Skip to main content

Get Started

Dedicated Redshift cluster for analytics

Typically, businesses are hosted on a multi-tenant cluster in Redshift. Due to multiple clients sharing the same environment, there are some restrictions that we impose such as query timeout and the inability to write custom SQLs. If your business would like to bypass these restrictions and achieve a more sophisticated Analytics solution, you can use the Dedicated Redshift offering.

With this offering, Zenoti syncs data into your own dedicated Redshift cluster. You can connect to this cluster and build your own dashboards using Tableau or your own BI tool. You get access to the consolidated data sources as well as the underlying fact and dimension tables. Query timeout limit is extended to 15 mins with this offering and you can write custom SQLs to enable joins between tables. You can also use this offering to pull Zenoti data out of this dedicated cluster into your own data warehouse. This data sync into your own warehouse can be done only once a day during overnight hours.

251.png

Note

Data warehousing and BI tool expertise is required to be successful with this offering.

This document helps you get started with connecting to and using your dedicated Redshift cluster.

Connect to a dedicated Redshift cluster

  1. Download SQL Workbench.

  2. Install SQL Workbench.

  3. Configure the JDBC driver connection.

  4. Start SQL Workbench, on the Select Connection Profile dialog box, click Manage Drivers.

  5. In the Manage Drivers dialog box,

    1. From the Driver dropdown list, select the redshift.jdbc driver and give it a name.

    2. In the URL box, enter the JDBC endpoint shared over email.

    3. In the Username box, enter the username shared over email.

    4. In the Password box, enter the password shared over email.

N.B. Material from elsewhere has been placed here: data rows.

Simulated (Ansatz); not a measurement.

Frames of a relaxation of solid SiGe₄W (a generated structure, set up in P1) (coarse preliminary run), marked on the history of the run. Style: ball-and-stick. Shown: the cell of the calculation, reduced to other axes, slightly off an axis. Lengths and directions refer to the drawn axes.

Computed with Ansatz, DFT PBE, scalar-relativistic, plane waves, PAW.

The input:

    5. To save the settings, click OK.

      252.jpg

Move data from a dedicated Redshift cluster into another data warehouse

Incremental sync from the dedicated Redshift cluster into another warehouse can be accomplished by making use of the fact and dimension tables. It cannot be done directly from the consolidated data sources. If consolidated data sources are required in the warehouse, the business can perform incremental sync using the fact and dimension tables and then use the SQLs to generate the consolidated data sources from the facts & dimensions. This incremental sync can be done once a day during overnight hours. It cannot be done multiple times a day.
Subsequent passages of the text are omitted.